Sunday, November 18, 2007

The value of work

Brothers and sisters: You know how one must imitate us. For we did not act in a disorderly way among you, nor did we eat food received free from anyone. On the contrary, in toil and drudgery, night and day we worked, so as not to burden any of you. Not that we do not have the right. Rather, we wanted to present ourselves as a model for you, so that you might imitate us. In fact, when we were with you, we instructed you that if anyone was unwilling to work, neither should that one eat. We hear that some are conducting themselves among you in a disorderly way, by not keeping busy but minding the business of others. Such people we instruct and urge in the Lord Jesus Christ to work quietly and to eat their own food.
--2 Thessalonians 3:7-12

Fr. Raniero Cantalamessa, the Pope's personal preacher, gave a commentary on today's Mass readings that I found interesting. (It was translated and posted on zenit.org.) I've often struggled with the question of whether there would be any real meaning in a lot of the things I could do with my life, work-wise, and it was good for me to read his perspective. Here's an excerpt:

"This Sunday's Gospel [Luke 21:5-19] is one of the famous discourses on the end of the world, which are characteristic of the end of the liturgical year.

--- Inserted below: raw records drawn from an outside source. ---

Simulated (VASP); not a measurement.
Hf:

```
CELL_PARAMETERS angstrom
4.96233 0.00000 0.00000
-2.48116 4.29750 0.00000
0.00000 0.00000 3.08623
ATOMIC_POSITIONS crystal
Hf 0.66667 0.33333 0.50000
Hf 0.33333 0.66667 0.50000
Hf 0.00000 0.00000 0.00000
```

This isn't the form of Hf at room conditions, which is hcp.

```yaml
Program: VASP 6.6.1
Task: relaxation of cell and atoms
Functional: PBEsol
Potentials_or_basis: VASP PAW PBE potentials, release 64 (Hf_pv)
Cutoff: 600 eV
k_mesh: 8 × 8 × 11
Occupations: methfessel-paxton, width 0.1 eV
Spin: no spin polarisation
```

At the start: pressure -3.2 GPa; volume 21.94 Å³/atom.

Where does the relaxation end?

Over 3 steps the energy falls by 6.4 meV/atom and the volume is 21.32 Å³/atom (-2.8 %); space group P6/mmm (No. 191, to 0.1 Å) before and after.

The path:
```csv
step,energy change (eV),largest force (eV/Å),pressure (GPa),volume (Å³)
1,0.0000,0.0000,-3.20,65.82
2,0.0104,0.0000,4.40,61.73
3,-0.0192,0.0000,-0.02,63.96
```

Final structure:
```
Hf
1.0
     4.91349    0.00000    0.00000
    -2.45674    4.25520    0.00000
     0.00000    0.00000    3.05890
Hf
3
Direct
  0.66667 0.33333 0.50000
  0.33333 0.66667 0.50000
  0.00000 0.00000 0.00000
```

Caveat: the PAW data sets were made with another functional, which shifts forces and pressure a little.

"It seems that in one of the first Christian communities, that of Thessalonica, there were believers who drew mistaken conclusions from these discourses of Christ. They thought that it was useless to weary themselves, to work or do anything since everything was about to come to an end. They thought it better to take each day as it came and not commit themselves to long-term projects and only to do the minimum to get by.

"St. Paul responds to them in the second reading: 'We hear that some are conducting themselves among you in a disorderly way, by not keeping busy but minding the business of others. Such people we instruct and urge in the Lord Jesus Christ to work quietly and to eat their own food.' At the beginning of the passage, St. Paul recalls the rule that he had given to the Christians in Thessalonica: 'If anyone will not work, let him not eat.'

"This was a novelty for the men of that time. The culture to which they belonged looked down upon manual labor; it was regarded as degrading and as something to be left to slaves and the uneducated. But the Bible has a different vision. From the very first page it presents God as working for six days and resting on the seventh day. And all of this happens in the Bible before sin is spoken of. Work, therefore, is part of man's original nature and is not something that results from guilt and punishment. Manual labor is just as dignified as intellectual and spiritual labor. Jesus himself dedicates 17 years to the former -- supposing he began to work around 13 -- and only a few years to the latter.

"A layman has written: 'What sense and what value does our ordinary work as laypeople have before God? It is true that we laypeople also do a lot of charity work, engage in the apostolate, and volunteer work; but we must give most of our time and energies to ordinary jobs. If this sort of work has no value for heaven, we will have very little for eternity. No one we have asked about this has been able to give us satisfactory answers. They say: "Offer it all to God!" but is this enough?'

"My reply: No, the value of our work is not only conferred on it by the 'good intention' we put into it or the morning offering we make to God; it also has a value in itself, as a participation in God's creative and redemptive work and as service to our brothers. We read in one of the Vatican II documents, in 'Gaudium et Spes,' that it is by 'his labor [that] a man ordinarily supports himself and his family, is joined to his fellow men and serves them, and can exercise genuine charity and be a partner in the work of bringing divine creation to perfection. Indeed, we hold that through labor offered to God man is associated with the redemptive work of Jesus Christ' (No. 67)."